He said Kerala is the first to raise the voice of dissent whenever there are anti-people moves such as demonetisation which he described as a disaster, an ill- conceived, immature move. Kerala and its people have also rejected the beef ban, he said, as it has an adverse effect on dairy farming and the meat and leather industries. He listed out Kerala’s many achievements in the fields of healthcare, education, nutrition, child survival, gender budgeting and other social indicators in which the state leads, far ahead of others. He also said the spread of fake news through social media was being ably countered by the Keralite diaspora.
Siddharth Varadarajan, editor of ‘The Wire’, said India is going through a very difficult period with freedom of expression under attack, in ways parallel to the Emergency. He regretted that a section of the media is hand in glove with the government in promoting the agenda of fomenting hatred. He said the big media has big corporate investments and the support of the government. He pointed out that the media’s job was becoming more difficult as the RTI instrumentalities had been weakened, information was being blocked and it took months and multiple appeals to secure information from government authorities through the RTI. He pointed out that different sections of the people were under attack, particularly minorities, academics and students. University campuses that are places for debate and discussion and the raising of questions are being targeted. He said the entire attempt was to stop people from asking inconvenient questions.
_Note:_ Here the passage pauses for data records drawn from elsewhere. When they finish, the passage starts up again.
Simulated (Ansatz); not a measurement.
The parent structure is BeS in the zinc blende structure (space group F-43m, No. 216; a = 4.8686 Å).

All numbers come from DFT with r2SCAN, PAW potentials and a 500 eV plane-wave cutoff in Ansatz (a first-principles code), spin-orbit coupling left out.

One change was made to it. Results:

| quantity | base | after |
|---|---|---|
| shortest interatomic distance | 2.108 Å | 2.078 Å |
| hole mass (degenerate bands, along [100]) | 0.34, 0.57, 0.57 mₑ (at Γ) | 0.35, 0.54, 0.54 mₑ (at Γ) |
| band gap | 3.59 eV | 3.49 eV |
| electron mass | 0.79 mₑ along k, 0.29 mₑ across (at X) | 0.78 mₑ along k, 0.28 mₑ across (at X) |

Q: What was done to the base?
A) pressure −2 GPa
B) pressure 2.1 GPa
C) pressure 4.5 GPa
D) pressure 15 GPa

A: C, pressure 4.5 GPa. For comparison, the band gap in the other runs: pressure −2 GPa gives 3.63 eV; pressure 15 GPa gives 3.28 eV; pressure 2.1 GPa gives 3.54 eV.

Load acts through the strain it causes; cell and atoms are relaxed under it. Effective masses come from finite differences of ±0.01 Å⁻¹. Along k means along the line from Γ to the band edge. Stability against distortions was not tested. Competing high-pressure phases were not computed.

John Brittas, editor of Kairali TV, said he was amazed to find Kerala being portrayed in the media as a hotbed of Islamic terrorism when it is a liberal, tolerant state. He pointed out that 45 per cent of the state’s population comprises minorities and inter-religion and inter-caste love marriages are common. He said there are cases of conversions for marriage, citing personal examples of such conversions from different religions to Christianity, Hinduism and Islam. He said the media should not distort facts, e.g., a leading English daily had falsely claimed that there have been 90 cases of love jehad, whereas these were cases of conversion.
Seema Mustafa, editor of ‘The Citizen’, said today people are being defined by various identities. Vicious social media attacks and threats to women journalists like her are common, she said. She reflected on the changes in media over the years, saying that with private TV channels big money came into the media. In the corporatised media, the mass of journalists became contract workers whose insecure jobs force them to toe the line. She said the honesty, independence and spirit of irreverence that was the hallmark of journalists in the 1980s has been deliberately killed by successive governments. She recalled how the Congress government had nearly managed to shut down the Asian Age daily over the issue of the nuclear deal. Today, she said, we have created monsters in the form of propaganda channels that spew hatred night after night. These do not deserve to be called news channels, she said. She regretted the rot within journalism, saying too many of us today are servile, embedded, selfie journalists. It is not the role of journalists to rub shoulders with the powerful and ride in their corporate planes, she said. We are people’s watchdogs, she said.
Veteran journalist Sukumar Muralidharan pointed out the dangers of increasing monopolies in the media. He observed that corporate media has entrenched itself through cross-media monopolies over print, television, advertising and online media. Government controls in this sphere have been lax and the big media has colonised the entire spectrum. While FDI in media was controlled, foreign investment in Indian advertising agencies was opened up during the period of liberalisation, he said, leading to corporate control over the media revenue stream. He said government reports on the issue of cross-media monopolies, such as the ASCI report and the TRAI report had been mothballed. He said public service broadcasting could be used to counter the viewpoint of corporate media, if governments are determined to do so, mentioning that the United Front government had made some attempts in this direction but the Congress government had been lukewarm on the issue.
Thomas Dominic, president of the Kerala Union of Working Journalists’ Delhi chapter, spoke of the recent attacks on journalists such as Gouri Lankesh in Karnataka and Shantanu Bhowmik in Tripura. He said such attacks reflect the intolerant mindset of those in power today.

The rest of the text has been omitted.